In the last few years Norwich University has undertaken a recruitment program to contact Junior Reserved Officer Training Corps (JROTC) units and students to increase enrollment in the school.

One part of the recruiting program is recruiting from JROTC units. "The JROTC program is part of our recruiting program to focus on those organizations that provide a good core of students that might want to consider a Norwich education," said Colonel Stephen D. MacArthur, Norwich University Director of Recruitment.

Originally the program consisted of contacting JROTC units located in the northeastern region in the US, followed by people from the university making high school visits. Currently, the program reaches JROTC units all over the world; Japan, the Philippines, Korea, Italy, and Germany are just a few.

A Corps of Cadets recruitment staff was formed in the 1998-99 school year. The staff consisted of company recruiters assigned to each company who would try to get cadets within their companies to return to their high schools and recruit for Norwich.

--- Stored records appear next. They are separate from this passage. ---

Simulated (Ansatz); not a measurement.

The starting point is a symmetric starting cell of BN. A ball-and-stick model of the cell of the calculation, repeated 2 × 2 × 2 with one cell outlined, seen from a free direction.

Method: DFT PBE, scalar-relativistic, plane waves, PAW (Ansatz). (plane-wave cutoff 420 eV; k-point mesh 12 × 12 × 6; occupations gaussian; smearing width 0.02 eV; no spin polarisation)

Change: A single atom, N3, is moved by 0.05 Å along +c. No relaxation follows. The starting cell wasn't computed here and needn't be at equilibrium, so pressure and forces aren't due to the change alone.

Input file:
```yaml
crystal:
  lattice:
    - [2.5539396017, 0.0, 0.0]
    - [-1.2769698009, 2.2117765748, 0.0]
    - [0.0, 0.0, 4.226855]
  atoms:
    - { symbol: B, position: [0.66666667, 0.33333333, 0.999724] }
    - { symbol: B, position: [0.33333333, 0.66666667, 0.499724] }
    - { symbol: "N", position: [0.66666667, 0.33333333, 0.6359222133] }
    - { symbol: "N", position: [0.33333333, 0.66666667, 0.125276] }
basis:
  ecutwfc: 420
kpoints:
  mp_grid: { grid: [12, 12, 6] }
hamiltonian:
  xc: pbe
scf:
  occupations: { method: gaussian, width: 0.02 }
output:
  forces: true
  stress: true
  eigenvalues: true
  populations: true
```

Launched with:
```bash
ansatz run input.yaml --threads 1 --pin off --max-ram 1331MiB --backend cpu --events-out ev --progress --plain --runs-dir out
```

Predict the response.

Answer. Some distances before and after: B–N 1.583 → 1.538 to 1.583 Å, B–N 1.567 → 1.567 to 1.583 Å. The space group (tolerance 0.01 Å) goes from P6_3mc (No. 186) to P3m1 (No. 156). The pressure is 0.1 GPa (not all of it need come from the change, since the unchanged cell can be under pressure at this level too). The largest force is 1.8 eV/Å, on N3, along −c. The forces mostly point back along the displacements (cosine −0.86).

Andrew Mason, 19, a business management major from Pembroke, Mass., and corps recruiter for Charlie Company, said: "I try to persuade (cadets) to go back and recruit at their old high schools and JROTC units during break."

Skip Davison, Director of Corps of Cadets recruitment at Norwich, said that by going out and recruiting, Norwich is able to create and build an inquiry pool. This allows recruiters to find out whether people from these inquiry cards are really interested.

"This year, I have close to 350 cadets and students signed up to visit around 400 high schools," Davison said. "It gets the Norwich name out there, and hopefully will result in future enrollments for the university and the corps.

The JROTC aspect of the recruitment program started with about 35-40 JROTC units. Davison gathered JROTC unit addresses off the Internet, and he currently has a list of almost 3,000 units. The university mails JROTC units packets yearly in hope of getting inquiry cards.

"We know that 30 percent of the freshman class this year participated in JROTC units," Davison said, "A six percent increase in the past three years. Once we started sending out packets, we received a resounding response from units all over the world."

Jeffrey Sacks, 19, a political science major from Columbia, Maryland, was in a JROTC unit that received a packet containing information about the Corps of Cadets, classes and academics. "The packet had a lot of information and a list of majors," Sacks said, "[Norwich] had my major."

MacArthur further commented on the JROTC program, saying, "Anytime you focus on a group that provides the university the ability to communicate with students then it can be great for the university."

Davison hopes the recruitment program will continue to thrive and provide Norwich with new students.